#GDPR is coming Security is a feature #2 Data Masking

#GDPR is coming Security is a feature #2 Data Masking

In the context of GDPR, data masking should be done so that the all the data attributes on a person should not be able to define that person. Most of us know this, but we rarely articulate it; as you add more attributes to data it becomes much easier to define a person.

Use case: my full name is Robert Price Lockard, but let’s say there are a whole bunch of Roberts’ in the universe, therefore Robert does not uniquely identify me. Now let’s start adding attributes.

Let’s go further. I live in the United States of America; that narrows it down even more. Here is the frequency distribution of the top 10 names in the USA. So, I’m one of 5,497,484 Roberts’ in the US.

Rank Name Frequency
1 John 7,556,152
2 Marry 7,474,295
3 James 5,714,116
4 Robert 5,497,484
5 Michael 4,942,065
6 Christopher 4,747,669
7 William 4,665,950
8 Joseph 4,619,701
9 Elizabeth 4,270,062
10 Richard 4,109,367

I am a Pilot, okay, we’ve narrowed down the universe of Roberts’ to Roberts who are a pilot. There are still quite a few Roberts’ out there who are pilots.

Okay, so we have this big universe of Roberts’, how about we add my birth date of May 26, 1960. (Yea’ I’m pretty old). Now we are starting to narrow it down a bit, but in 1960, Robert was a very popular name and still is, so there are still quite a few Roberts’ in the population of Pilots and born May 26, 1960.

I live in the state of Maryland; we are narrowing down down the universe of Roberts’ even more. Say I purchase a lot of stuff from Aircraft Spruce and Specialty Company that would only be used for a 1948 Ryan Navion. With this information, you can likely make an educated guess to uniquely identify me.

Now let’s add in my zip code (postal code) of 21060. You just identified me. This is where things start to get tricky (or interesting depending on your point of view.)

Robert — there are a bunch

Pilot — there still are a bunch

USA — fewer, but still a bunch

Date of Birth — narrowed it down, but still not enough info to identify me.

State of Maryland — narrowing it down quite a bit, and most likely take an educated guess.
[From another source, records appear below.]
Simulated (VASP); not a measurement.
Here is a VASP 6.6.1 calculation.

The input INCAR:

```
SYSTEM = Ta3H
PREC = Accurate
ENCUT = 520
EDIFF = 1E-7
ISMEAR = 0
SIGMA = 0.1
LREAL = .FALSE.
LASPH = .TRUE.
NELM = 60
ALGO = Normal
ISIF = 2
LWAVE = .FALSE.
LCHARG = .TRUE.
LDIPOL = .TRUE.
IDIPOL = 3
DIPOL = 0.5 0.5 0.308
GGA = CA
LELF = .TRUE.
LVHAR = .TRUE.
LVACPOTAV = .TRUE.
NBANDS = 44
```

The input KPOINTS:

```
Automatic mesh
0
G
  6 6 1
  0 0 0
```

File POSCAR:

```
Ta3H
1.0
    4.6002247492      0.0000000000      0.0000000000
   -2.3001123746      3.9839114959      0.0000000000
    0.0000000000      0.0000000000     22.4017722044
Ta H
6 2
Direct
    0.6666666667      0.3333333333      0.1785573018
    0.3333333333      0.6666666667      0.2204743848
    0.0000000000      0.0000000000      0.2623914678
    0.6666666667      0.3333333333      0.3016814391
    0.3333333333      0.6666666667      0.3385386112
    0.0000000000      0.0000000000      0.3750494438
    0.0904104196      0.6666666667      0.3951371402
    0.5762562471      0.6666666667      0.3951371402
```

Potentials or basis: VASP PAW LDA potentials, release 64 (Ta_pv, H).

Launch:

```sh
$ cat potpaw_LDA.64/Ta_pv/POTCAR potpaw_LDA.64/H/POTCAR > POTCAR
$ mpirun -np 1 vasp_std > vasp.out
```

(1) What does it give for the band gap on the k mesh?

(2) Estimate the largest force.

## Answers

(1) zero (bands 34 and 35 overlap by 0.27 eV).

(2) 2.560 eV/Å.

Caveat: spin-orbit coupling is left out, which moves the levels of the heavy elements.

Zip code 21060 — nailed it, now you know who I am..

Now when we start thinking about masking data in the context of GDPR, we are also going to need to look at the type of business we are dealing with. If you are a bank, you may be able to mask down to zip code, this is because the vast majority of people in a zip code (postal code) have bank accounts.

But if you are a company like Aircraft Spruce and Specialty company (that gets a lot of my money) you should mask zip code and even go as far as masking the state. Why, because if you look at my purchase history from Aircraft Spruce, you would be able to determine the type of aircraft I own. And because my aircraft is pretty rare (I don’t know of any other 1948 Ryan Navions’ in the state of Maryland) it would be easy to determine who I am based on my purchase history.

Why would we mask data anyway? If you are using production to refresh lower environments; then you really need to start masking your data. This has as much to do with GDPR and your overall security profile; because guess what; when attacking a system only an amateur would go after your production system first. A hacker is coming for your DEV and TEST systems first, these environments are real noisy and it’s quite easy to hide in them for months on end. So if you are not masking your data in lower environments, then start doing it now. The other reason is under the “right to be forgotten.” It would be much easier to clean your production data of a person then to have to go through all of your lower environments to find all instances of a person to clean.